Overview of a new exhibition, which is due to open at the Metropolitan Museum of Art in New York in October, and looks like an absolute cracker, focusing on the importance of metal working (running from October 16, 2007–February 18, 2008):
Opening at The Metropolitan Museum of Art on October 16, 2007, Gifts for the Gods: Images from Egyptian Temples is the first exhibition ever devoted to these fascinating yet enigmatic works. On view will be some 70 superb statues and statuettes created in precious metals and copper alloys including bronze (an alloy of copper and tin) over more than two millennia.

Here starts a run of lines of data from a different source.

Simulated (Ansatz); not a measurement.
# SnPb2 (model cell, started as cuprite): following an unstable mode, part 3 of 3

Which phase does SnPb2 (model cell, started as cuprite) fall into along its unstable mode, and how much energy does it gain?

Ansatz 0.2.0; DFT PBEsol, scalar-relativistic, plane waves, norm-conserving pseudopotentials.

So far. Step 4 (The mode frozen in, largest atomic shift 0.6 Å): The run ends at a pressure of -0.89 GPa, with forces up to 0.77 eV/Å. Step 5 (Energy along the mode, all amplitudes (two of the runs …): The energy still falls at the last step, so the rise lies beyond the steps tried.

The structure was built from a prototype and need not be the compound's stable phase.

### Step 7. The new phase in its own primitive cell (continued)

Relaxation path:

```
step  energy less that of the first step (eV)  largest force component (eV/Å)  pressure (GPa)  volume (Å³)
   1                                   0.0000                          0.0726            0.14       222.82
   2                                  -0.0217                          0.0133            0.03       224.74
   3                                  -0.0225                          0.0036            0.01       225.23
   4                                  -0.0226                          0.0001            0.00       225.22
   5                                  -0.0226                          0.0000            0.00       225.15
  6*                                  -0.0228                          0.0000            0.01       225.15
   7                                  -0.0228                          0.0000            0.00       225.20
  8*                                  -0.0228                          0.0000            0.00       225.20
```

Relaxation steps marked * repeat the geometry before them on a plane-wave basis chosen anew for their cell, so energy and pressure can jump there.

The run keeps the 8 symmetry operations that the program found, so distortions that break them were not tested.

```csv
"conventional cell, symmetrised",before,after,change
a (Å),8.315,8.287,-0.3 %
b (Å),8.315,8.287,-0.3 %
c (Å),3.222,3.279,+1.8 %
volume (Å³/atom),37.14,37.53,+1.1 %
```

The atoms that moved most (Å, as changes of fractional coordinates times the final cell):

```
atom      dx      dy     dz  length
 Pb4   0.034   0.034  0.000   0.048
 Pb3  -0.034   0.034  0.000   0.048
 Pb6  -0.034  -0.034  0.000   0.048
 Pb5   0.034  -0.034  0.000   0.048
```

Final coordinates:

Through their long history, the ancient Egyptians used copper, bronze, gold, and silver to create lustrous, graceful statuary for their interactions with their gods – from ritual dramas in the temples and chapels that dotted the landscape to festival processions through the towns and countryside that were thronged by believers. The exhibition will bring to New York masterpieces from around the world, including seven extremely rare inlaid and decorated large bronzes from the first half of the first millennium, the so-called Third Intermediate Period (1070 – 664 B.C.), the apogee of Egyptian metalwork. Among these will be the astonishing bronze statue of the priestess and noblewoman Takushit, the treasure of the Egyptian Collection of the National Archaeological Museum in Athens. Measuring some 27 inches (70 cm) in height and covered with a luminous latticework of divine figures and imagery in precious metal, this work has never before left Greece.